UK Election: Labour and Tory Campaigns' Internal Polling Seems to Be Consistent with Public Polling
July 2, 2024
What we are seeing in the UK election today is what campaigns do with polling data - and how we can tell whether or not to believe a campaign’s rhetoric. Labour leader, and likely the next PM, Keir Starmer is campaigning in the Tory heartland in the south of England. He apparently will be campaigning in former Tory PM and current Foreign Secretary David Cameron’s constituency. The fact that the Home Counties1 are where Labour is focusing its energy in the last few days of the campaign tells us that the party believes it has the northern Red Wall,2 which it lost in 2019, sewn up. Starmer is now turning to seats where he thinks Labour can make additional gains towards a supermajority.

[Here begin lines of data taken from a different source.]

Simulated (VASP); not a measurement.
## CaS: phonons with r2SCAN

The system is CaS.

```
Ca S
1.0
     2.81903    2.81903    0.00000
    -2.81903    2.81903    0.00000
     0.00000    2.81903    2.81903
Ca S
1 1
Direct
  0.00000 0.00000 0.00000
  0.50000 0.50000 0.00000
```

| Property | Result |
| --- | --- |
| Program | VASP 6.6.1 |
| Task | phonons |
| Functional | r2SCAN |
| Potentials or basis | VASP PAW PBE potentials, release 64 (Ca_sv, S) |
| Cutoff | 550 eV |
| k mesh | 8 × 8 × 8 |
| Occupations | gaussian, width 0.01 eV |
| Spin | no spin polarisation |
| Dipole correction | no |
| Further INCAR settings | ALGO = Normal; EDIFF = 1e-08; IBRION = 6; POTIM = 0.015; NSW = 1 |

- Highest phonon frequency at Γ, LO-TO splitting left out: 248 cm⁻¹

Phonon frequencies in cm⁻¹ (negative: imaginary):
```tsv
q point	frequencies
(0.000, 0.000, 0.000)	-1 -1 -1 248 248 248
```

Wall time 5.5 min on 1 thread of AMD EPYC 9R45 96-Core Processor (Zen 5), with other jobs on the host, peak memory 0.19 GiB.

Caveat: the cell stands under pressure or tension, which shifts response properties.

Current Tory PM Rishi Sunak is also campaigning in the Home Counties this week in an apparent effort to prevent a total blowout on Thursday. That the campaign is ending in Tory strongholds indicates the public polling in this election is consistent with each party’s internal polling. Of course, they could all be wrong (we’ll find out Thursday night). Compare this to the 2016 election in the US. The public polling in the final two weeks of the campaign told us that the election was going to be very close in Democratic Blue Wall3 states. Yet, Democratic nominee Hillary Clinton campaigned in Arizona - a seat that until that time had voted for a Democrat only one time since 1948.4
The 2016 election predated this newsletter, but I did write then in a different forum about how Clinton’s behavior tells us their internal polling is telling them something different than the public polling. It turned out not to be true - Clinton had stopped polling in Wisconsin and Michigan. But the Clinton campaign is the exception that proves the rule. Regardless of whatever rhetoric they are using to frame the narrative, campaigns use polling to direct resources in what they believe are the most efficient ways to accomplish the best results.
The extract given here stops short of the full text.